With the launch of its quad-core processors, Intel had grabbed the lead from AMD, but is it too soon to take advantage of it?
Written by Leader , Contributor
At ZDNet UK we get pretty excited about new technology, so our mouths were drooling at the thought of the latest quad-core chips from Intel.

But sometimes, what looks appealing in the shop window is not so easily digestible. Our early benchmarks of Intel's quad-core processor — two quad-core Xeon 5355 processors shoehorned into an Apple Mac Pro — illustrate some of the issues.

As with many advances in tech, there are some big caveats to heed with this new technology.

In our tests for instance, overall CPU utilisation fell: in a multimedia test it dropped from 40 percent in a dual two-core system (four cores in total), to 23 percent with eight cores. The performance gain was only 10 percent, and a very expensive 10 percent at that, with the chips priced currently at $999 (£524) apiece.

In other tests we found that system performance actually dropped as you move from four 3GHz cores to eight 2.66GHz cores. This stuff is clearly still for the early adopters out there.

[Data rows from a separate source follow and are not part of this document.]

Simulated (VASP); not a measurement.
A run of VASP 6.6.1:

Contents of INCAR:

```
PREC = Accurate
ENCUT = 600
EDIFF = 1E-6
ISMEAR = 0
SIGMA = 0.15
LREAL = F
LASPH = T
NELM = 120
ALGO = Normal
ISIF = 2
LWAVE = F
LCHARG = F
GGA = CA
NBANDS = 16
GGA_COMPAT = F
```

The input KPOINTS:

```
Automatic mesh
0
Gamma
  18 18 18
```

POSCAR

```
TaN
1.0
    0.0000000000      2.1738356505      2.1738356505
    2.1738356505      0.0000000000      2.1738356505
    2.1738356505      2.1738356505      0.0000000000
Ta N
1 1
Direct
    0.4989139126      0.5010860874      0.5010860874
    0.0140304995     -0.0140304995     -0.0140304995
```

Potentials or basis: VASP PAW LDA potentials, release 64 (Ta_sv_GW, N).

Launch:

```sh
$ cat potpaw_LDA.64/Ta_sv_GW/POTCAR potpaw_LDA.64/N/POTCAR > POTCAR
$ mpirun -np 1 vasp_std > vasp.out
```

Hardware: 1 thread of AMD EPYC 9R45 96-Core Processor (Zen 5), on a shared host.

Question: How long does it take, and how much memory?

Of course, many businesses will be looking at quad-core processors for their servers long before they consider them for desktops, where virtualisation and grid computing could make more use of the extra cores, even where ERP software is a more likely workload than massively parallel scientific applications. More cores inevitably mean more heat, and if you're running blade servers then you're also probably dealing with power densities approaching that of a small nuclear reactor.

Intel may have grabbed the lead back from AMD for now but the rival chip-maker is planning its quad-core chips sometime next year, by which time perhaps we'll see software better able to exploit them.